The trio, a former love triangle (Victor loved Kezia, Kezia loved Nathaniel, Nathaniel loved … well, no one really), reunite for a wedding, at which time the depressed Victor is tossed, unwittingly, a mystery: a drawing of a necklace, whose disappearance dates back to World War II France.
Needing something to do, Victor makes his way overseas, to (ah, oui!) the former home of de Maupassant himself, where he hopes to find some answers — about the necklace, and about his own life.
Crosley’s sardonic wit makes the book a sly page-turner; like listening to a story told by a friend with a knack for making everything just a little funnier than it really is. And Victor emerges as a memorable sad-sack (he looks, notes one character, like “a busted Adrian Brody”), contemplating the emptiness of his life after his apartment is robbed.
He owns nothing, he reflects: “What pieces of the world were his?” It’s why the necklace engages him, jolts him into activity — “part of the necklace’s worth was that it was impossible to get.” Or was it?
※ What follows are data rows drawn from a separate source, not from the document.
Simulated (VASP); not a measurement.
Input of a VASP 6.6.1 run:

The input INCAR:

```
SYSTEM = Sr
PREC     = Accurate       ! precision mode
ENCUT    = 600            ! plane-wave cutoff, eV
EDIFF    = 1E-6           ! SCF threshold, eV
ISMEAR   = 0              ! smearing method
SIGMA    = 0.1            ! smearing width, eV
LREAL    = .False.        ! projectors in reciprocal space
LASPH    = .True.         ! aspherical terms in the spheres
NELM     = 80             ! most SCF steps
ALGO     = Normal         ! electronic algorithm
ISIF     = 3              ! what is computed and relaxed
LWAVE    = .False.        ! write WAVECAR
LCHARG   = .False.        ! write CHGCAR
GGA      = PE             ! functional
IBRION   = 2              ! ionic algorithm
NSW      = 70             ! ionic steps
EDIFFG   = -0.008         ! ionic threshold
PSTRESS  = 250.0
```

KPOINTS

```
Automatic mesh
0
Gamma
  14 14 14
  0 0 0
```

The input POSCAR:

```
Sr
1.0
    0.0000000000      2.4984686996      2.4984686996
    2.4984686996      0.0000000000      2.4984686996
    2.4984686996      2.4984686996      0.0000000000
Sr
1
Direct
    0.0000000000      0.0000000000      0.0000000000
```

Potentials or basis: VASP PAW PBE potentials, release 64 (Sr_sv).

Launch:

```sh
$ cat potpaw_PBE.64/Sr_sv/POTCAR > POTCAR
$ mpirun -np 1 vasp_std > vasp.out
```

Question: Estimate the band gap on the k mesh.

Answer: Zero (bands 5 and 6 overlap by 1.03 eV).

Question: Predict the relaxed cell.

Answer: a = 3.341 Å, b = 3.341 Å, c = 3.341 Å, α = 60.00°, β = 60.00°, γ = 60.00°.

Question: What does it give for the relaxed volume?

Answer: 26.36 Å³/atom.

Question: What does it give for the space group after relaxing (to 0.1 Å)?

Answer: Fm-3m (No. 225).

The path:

“The Clasp” ends with a hard-to-pull-off coincidence, but a satisfying one; along the way, the reader’s reminded of how college friends can push time backward, bringing with them a whiff of days long gone.
And its treasure-hunt elements are irresistible. The necklace, ponders Victor, is one of those things “whose fate was to bide their time and hope … like the infirm elderly who have slipped in their own homes and now must wait in the dark for someone to come find them.”